VIII. MEMORIES OF AN ISLET

IX.   THOMAS STEVENSON

X.    TALK AND TALKERS: FIRST PAPER

XI.   TALK AND TALKERS: SECOND PAPER

XII.  THE CHARACTER OF DOGS

XIII. "A PENNY PLAIN AND TWOPENCE COLOURED"

XIV.  A GOSSIP ON A NOVEL OF DUMAS'S

XV.   A GOSSIP ON ROMANCE

XVI.  A HUMBLE REMONSTRANCE

NOTE

THIS volume of papers, unconnected as they are, it will be better to read through from the beginning, rather than dip into at random.  A certain thread of meaning binds them.  Memories of childhood and youth, portraits of those who have gone before us in the battle - taken together, they build up a face that "I have loved long since and lost awhile," the face of what was once myself.  This has come by accident; I had no design at first to be autobiographical; I was but led away by the charm of beloved memories and by regret for the irrevocable dead; and when my own young face (which is a face of  the dead also) began to appear in the well as by a kind of magic, I was the first to be surprised at the occurrence.

My grandfather the pious child, my father the idle eager sentimental youth, I have thus unconsciously exposed.  Of their descendant, the person of to-day, I wish to keep the secret: not because I love him better, but because, with him, I am still in a business partnership, and cannot divide interests.

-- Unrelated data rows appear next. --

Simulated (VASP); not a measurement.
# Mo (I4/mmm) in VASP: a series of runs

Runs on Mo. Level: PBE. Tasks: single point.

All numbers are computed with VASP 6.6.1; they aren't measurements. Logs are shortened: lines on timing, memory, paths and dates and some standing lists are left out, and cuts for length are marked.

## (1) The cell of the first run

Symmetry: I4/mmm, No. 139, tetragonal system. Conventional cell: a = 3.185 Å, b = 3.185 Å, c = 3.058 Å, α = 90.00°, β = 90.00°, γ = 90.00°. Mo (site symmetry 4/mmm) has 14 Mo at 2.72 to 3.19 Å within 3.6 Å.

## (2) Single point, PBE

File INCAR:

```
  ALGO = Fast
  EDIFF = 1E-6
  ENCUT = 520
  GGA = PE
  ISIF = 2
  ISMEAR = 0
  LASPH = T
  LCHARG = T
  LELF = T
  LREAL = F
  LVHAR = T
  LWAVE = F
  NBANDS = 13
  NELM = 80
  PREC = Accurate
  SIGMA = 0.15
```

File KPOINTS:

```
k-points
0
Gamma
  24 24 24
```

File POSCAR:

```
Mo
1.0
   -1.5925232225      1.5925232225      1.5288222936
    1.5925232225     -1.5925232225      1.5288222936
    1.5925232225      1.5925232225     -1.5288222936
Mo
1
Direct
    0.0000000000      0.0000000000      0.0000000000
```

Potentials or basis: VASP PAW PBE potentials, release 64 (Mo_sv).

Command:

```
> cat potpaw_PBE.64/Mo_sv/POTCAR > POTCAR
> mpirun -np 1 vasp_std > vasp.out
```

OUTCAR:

Of the papers which make up the volume, some have appeared already in THE CORNHILL, LONGMAN'S, SCRIBNER, THE ENGLISH ILLUSTRATED, THE MAGAZINE OF ART, THE CONTEMPORARY REVIEW; three are here in print for the first time; and two others have enjoyed only what may he

regarded as a private circulation.

R. L S.

CHAPTER I. THE FOREIGNER AT HOME

"This is no my ain house;

I ken by the biggin' o't."

Two recent books (1) one by Mr. Grant White on England, one on  France by the diabolically clever Mr. Hillebrand, may well have set  people thinking on the divisions of races and nations.  Such  thoughts should arise with particular congruity and force to  inhabitants of that United Kingdom, peopled from so many different  stocks, babbling so many different dialects, and offering in its  extent such singular contrasts, from the busiest over-population to  the unkindliest desert, from the Black Country to the Moor of  Rannoch.  It is not only when we cross the seas that we go abroad;  there are foreign parts of England; and the race that has conquered  so wide an empire has not yet managed to assimilate the islands  whence she sprang.  Ireland, Wales, and the Scottish mountains  still cling, in part, to their old Gaelic speech.  It was but the  other day that English triumphed in Cornwall, and they still show  in Mousehole, on St. Michael's Bay, the house of the last Cornish- speaking woman.  English itself, which will now frank the traveller  through the most of North America, through the greater South Sea  Islands, in India, along much of the coast of Africa, and in the  ports of China and Japan, is still to be heard, in its home  country, in half a hundred varying stages of transition.  You may  go all over the States, and - setting aside the actual intrusion  and influence of foreigners, negro, French, or Chinese - you shall  scarce meet with so marked a difference of accent as in the forty  miles between Edinburgh and Glasgow, or of dialect as in the  hundred miles between Edinburgh and Aberdeen.  Book English has  gone round the world, but at home we still preserve the racy idioms  of our fathers, and every county, in some parts every dale, has its  own quality of speech, vocal or verbal.  In like manner, local  custom and prejudice, even local religion and local law, linger on  into the latter end of the nineteenth century - IMPERIA IN IMPERIO,  foreign things at home.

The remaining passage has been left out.